Abstract
In the last few years the development and diffusion of technologies have radically changed the structure of the market, the production organization and the ways in which goods and services are produced, initiating a profound transformation of the economic system and society in general. This change can be considered a real metamorphosis of the current model of capitalism.
To change are not only the rules of the market, which in its digital version requires the application of new rules and new principles capable of grasping their innovative character, but also the structures, the balances, the transactions that are carried out on the market and the instruments put in place to protect savers.
In this context the phenomenon of “smart contracts” takes on particular importance. This expression refers to agreements translated into computer code and registered by the network, which are executed automatically when the conditions established by the parties and reproduced in the code occur, without human intervention. Smart contracts are written in a programming language and, therefore, can be read by a computer and executed in the absence of a human input.

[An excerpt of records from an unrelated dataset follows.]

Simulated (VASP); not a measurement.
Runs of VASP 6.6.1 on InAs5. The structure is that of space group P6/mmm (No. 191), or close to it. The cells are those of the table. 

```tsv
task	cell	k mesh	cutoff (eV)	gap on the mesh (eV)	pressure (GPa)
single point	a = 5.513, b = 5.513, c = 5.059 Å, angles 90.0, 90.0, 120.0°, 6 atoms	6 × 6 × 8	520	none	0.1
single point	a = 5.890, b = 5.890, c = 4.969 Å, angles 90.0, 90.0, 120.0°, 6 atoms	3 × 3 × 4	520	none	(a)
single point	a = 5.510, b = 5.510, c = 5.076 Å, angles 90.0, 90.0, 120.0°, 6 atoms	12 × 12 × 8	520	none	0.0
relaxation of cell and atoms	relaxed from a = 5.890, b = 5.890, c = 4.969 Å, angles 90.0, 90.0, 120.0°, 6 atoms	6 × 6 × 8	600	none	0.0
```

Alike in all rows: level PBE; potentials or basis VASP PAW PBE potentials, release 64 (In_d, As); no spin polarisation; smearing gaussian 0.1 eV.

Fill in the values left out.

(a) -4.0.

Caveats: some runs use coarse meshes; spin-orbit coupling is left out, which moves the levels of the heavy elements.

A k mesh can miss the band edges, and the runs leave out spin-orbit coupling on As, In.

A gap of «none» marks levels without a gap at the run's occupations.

The diffusion of smart contracts is connected to the development of the blockchain which, as will be seen in this essay, is a technology based on a sophisticated public and private key cryptography system, which allows the creation of a shared database through a filing system secure, verifiable and permanent of all transactions between network users.
With this essay we intend to analyze the legal effects that smart contracts are producing within our legal system.
In fact, after examining the evolution of these contracts, we will try to highlight the new perspectives of digital bargaining, focusing above all on the unpublished scenarios that are proposed by the binomial smart contracts – blockchain.
Subsequently, we will try to highlight the relationship between this phenomenon and positive law, attempting to bring it closer to the civil categories of our legal system. A space will then be dedicated in particular to the concrete applications of such smart contracts in the banking and insurance system, underlining all the potential they have, but also their limits.
Finally, for greater completeness of the exposition, we will deal with some particular methods of committing crimes through the use of the network and the resolution of disputes related to smart contracts.